You should check out Toki Pona; it's an artificial language of about 120 words and uses particles to indicate lexical roles (much like japanese) - and it is of the consonant-vowel structure I propose as superior for our purposes.


This looks about right. I'll tinker with it.

My understanding of linguistics is still rather low, but I am mulling over a few things...

I think that having a simple common vocabulary with an understandable  grammar is the key. As long as each party to a conversation understands the other, each can have their own dialect, or even their own words. Imitating the others dialect seldom enhances the understandability and often just irritates the other party.

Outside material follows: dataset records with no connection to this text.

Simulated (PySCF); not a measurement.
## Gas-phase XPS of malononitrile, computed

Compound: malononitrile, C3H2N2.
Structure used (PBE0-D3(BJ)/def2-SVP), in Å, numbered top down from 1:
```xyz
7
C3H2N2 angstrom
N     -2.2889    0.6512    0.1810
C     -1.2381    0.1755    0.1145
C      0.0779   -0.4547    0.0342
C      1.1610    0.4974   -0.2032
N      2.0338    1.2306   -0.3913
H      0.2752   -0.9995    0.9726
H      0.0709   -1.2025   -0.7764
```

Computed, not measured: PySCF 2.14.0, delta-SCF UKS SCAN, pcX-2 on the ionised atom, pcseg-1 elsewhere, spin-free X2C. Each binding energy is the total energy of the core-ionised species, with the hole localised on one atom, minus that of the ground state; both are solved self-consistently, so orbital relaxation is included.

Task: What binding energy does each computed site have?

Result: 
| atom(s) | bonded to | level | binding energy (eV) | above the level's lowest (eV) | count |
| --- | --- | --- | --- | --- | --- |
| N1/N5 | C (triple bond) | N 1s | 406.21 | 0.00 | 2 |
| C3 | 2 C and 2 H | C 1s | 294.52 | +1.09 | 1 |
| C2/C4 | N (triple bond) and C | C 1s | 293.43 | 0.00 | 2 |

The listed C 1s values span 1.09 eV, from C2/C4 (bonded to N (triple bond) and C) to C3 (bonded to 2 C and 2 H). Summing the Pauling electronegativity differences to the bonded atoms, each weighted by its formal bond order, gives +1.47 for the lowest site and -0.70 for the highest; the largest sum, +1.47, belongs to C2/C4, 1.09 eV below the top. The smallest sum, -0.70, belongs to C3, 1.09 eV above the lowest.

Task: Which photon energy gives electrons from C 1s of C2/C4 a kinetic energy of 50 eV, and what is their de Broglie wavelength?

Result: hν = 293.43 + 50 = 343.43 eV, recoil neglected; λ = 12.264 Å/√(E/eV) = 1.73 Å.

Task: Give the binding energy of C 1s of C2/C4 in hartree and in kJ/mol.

When you have two parties that are learning to understand each other, each can look to other to see if the other party looks lost, almost has it, or is sure. Small gestures is all it takes. Robots are not so good at that, but they can do other things. I have on order a color changing LED ribbon. Emotions can be translated to colors and pulsations. Thus, a confused robot may flash orange.  For that matter visual phonemes could be built and the language completely visual, a  different take on "Close Encounters of the Third Kind".

 I see that there are different kinds of consonants. I've been trying to map some of these to sounds my cats actually make. Some are easy, a hiss is a fricative. And cats certainly have "plosive"  sounds. With such a small vocabulary I can build in as much onomatopoeia  as possible. People talk to their animals in much that way.

Quote

If 120 is to minimal for you, I suggest you look at "Swadesh Lists"; google it*.  they are wordlists composed of 100-1000 words for concepts that are most frequent in human languages.

regards minimalism however, I would personally be quite philosophical about what a vocabulary actually needs. Consider how many idiomatic phrases there are that exist from our pre-scientific roots: despite knowing the Sun is a stationary body, we still call it a "sunrise" - it could more accurately be a "fullface" (for midday; as it is we who are 'fully facing the sun') ;D; consider too the words "dark" and "cold" - neither truly exists, but are both the state of absence of heat and light respectively - they are default states and therefore having words for them is somewhat redundant, as by specifying there is 'no light/heat' for instance, their existence is implied, meaning we only need words for 'light' and 'heat' plus a negator.

what I am proposing is that you endeavour to be economic in your word choice: for the sake of efficiency and practicality; and ease of programming.

As you have already affirmed, a large and complex language is beyond requirement for a simple robotic companion.

I too would not worry ever about how one writes a language, and simply focus on the spoken aspect: contrary to popular belief, written language is merely just a means of representing spoken language; much to my peers despair i have often declared that English could be just as well depicted by "Chinese" characters.  Thus, unless you intend your robot to write (which I suspect you don't, as that is crazy difficult to implement xD; not least for a cat ;P) - dont get hung up on aesthetics.


The written language came late to Arabic. The Quran started verbal and it remains that way, with schools to memorize the sound of it.

With that said, a robot can easily show the written word as well as images. Both go toward learning.

Quote

You know the software available better than I; if you inform me of the capabilities and limitations of speech producing software, I can certainly help you construct a bespoke phonology.

*[EDIT] Here is the wiktionary archive of Swadesh Lists; choose a language and size and you're away - note that much of what humans regard as distinct concepts are things like natural phenomena (fire, wind, etc.); human anatomy (hands; heads.  I believe this is a most important category for human-robot relations - something Toki Pona struggles to convey accurately); and 'person' (first, second, etc; I personally favour a speaker-listener model).

https://en.wiktionary.org/wiki/Appendix:Swadesh_lists

This will probably live on a Raspberry Pi, pocketsphinx is the choice for speech to text.

Going the other way:

https://en.wikipedia.org/wiki/ESpeak

ESpeak has two models including the Klatt synthesizer. That shapes sounds rather than building them out of sine waves. It appears to me to be along the same lines as the robotic vocal track which started this thread!

As far as the speaker/listener, I  was unaware of this term but it seems like the perfect model for this kind of emotional artificial intelligence. Here it is being used to get couples to talk and relate to each other:

http://marriagemissions.com/the-speaker-listener-technique/

That would dovetail with the primitive pattern AI I had in mind and would build on it's self as had more experiences (and conversations) it could draw on.

It's all a bit of a mystery still but I love the one off phonology! Thanks for your input.

I look at this CatBot as a test bed for ideas. I have no ideal end result in mind, I'm driven by the interactive possibilities. Most robots are introverts, I think they should be extroverts.